In the 1980s, with the birth of the lean manufacturing movement, the rallying cry was, “Reduce, reduce, reduce.”
Today, with the sustainability movement in full swing and regulatory compliance concerns and customer demands for responsible environmental stewardship becoming increasingly pressing, the rallying cry for sustainable manufacturing is now “Reduce, recover, recycle, redesign, and remanufacture.”
With the growth of both social and governmental mandates for conservation of natural resources and protection of the environment, the business case for going beyond “lean” practices and evolving into “green” approaches has become imperative.
Whereas earlier manufacturing models took a linear view of the product lifecycle as “cradle to grave,” contemporary approaches to sustainable manufacturing take a cyclical view: “cradle to cradle.”
What this means in practice is an approach to product design and production that extends beyond even the disposal stage, where instead of products or their components sitting in landfills and literally going to waste, these products or components are deliberately recovered to be used as the raw material for a new generation of products.
The obvious aims of sustainable manufacturing boil down to the relationship between sound ecological approaches and profitable economic practices, and central to this relationship and its scaled implementation is investment in automation technology.
Automation technology makes possible the measuring, mapping, monitoring, and regulating of highly complex, recursive process parameters, extracting and analyzing the necessary data for manufacturers to reduce energy consumption, realize peak resource efficiency, and minimize adverse ecological impact to water, soil, and air.

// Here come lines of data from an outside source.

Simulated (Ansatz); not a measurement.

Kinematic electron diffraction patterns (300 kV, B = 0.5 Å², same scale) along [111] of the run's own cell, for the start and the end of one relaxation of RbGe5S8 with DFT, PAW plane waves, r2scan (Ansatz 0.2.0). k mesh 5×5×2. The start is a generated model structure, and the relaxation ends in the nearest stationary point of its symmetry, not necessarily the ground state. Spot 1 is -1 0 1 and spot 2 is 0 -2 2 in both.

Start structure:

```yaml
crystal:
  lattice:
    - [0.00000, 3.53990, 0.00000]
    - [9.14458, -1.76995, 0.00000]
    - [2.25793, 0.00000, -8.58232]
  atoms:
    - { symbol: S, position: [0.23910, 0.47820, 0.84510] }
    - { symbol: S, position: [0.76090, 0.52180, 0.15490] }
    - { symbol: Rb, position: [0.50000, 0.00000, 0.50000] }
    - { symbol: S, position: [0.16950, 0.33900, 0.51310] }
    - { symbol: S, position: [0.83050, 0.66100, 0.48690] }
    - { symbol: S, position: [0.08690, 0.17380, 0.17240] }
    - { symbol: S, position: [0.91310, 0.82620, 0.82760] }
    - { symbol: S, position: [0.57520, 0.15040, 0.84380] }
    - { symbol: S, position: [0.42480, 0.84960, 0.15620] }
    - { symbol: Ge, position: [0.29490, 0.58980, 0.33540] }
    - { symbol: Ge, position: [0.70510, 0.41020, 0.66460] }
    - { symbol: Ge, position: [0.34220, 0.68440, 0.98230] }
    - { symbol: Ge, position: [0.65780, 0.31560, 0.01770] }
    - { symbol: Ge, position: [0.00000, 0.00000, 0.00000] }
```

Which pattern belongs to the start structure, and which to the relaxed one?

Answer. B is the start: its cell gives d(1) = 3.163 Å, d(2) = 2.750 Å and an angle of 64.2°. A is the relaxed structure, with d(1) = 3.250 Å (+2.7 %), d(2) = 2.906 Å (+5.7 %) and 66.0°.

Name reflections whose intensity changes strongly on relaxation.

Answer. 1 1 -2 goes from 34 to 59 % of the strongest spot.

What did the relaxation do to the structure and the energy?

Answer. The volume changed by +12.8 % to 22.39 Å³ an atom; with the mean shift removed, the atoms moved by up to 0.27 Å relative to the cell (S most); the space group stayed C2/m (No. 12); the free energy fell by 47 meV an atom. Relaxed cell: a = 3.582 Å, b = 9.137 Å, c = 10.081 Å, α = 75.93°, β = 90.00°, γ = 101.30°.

But what about the business case for sustainable manufacturing? Can manufacturers equal or exceed their pre-sustainable-practice profit margins by adopting greener operations? The answer depends on a number of factors, but many businesses are already making a good case for the economic viability and advantage of sustainable manufacturing.
Jerry Jasinowski, former president of the National Association of Manufacturers and later The Manufacturing Institute, commented on a study conducted by the University of Indiana that examined how leading companies in the sustainability movement have achieved their successes:
“One of the companies reported that, while growing 40 percent over the past 15 years, it had saved about $7 billion through sustainable manufacturing practices,” Jasinowski said. “Another reduced its manufacturing footprint in North America from 15 million square feet to 5 million square feet. Still another eliminated 14 hazardous waste streams, reducing its annual waste disposal tab from $750,000 to $40,000 in one year.”
The Environmental Protection Agency’s website uses real-world case studies to make its business case for sustainable manufacturing, and the Organization for Economic Cooperation and Development (OECD) provides a Sustainable Manufacturing Toolkit which outlines a set of internationally applicable, common, and comparable metrics for gauging the environmental performance of manufacturing facilities.
“We think it is important to have not only the right tools, but also to be informed about what works,” explains Andrew Wyckoff, director of OECD’s Directorate for Science, Technology and Industry. “That’s why we have also included a range of best-practice case studies that illustrate the many benefits of sustainable manufacturing. Saving money, improving products, making operations more efficient and increasing sales are all possible for those taking up this new challenge.”
If you’re looking to make your manufacturing operations leaner or greener, or are trying to bring a green product to market, we can help. At Pivot, we have a track record of over forty years of expert experience in partnering with manufacturers to optimize their operations and with businesses to help them successfully launch new products. Contact us today and see what we can do for you.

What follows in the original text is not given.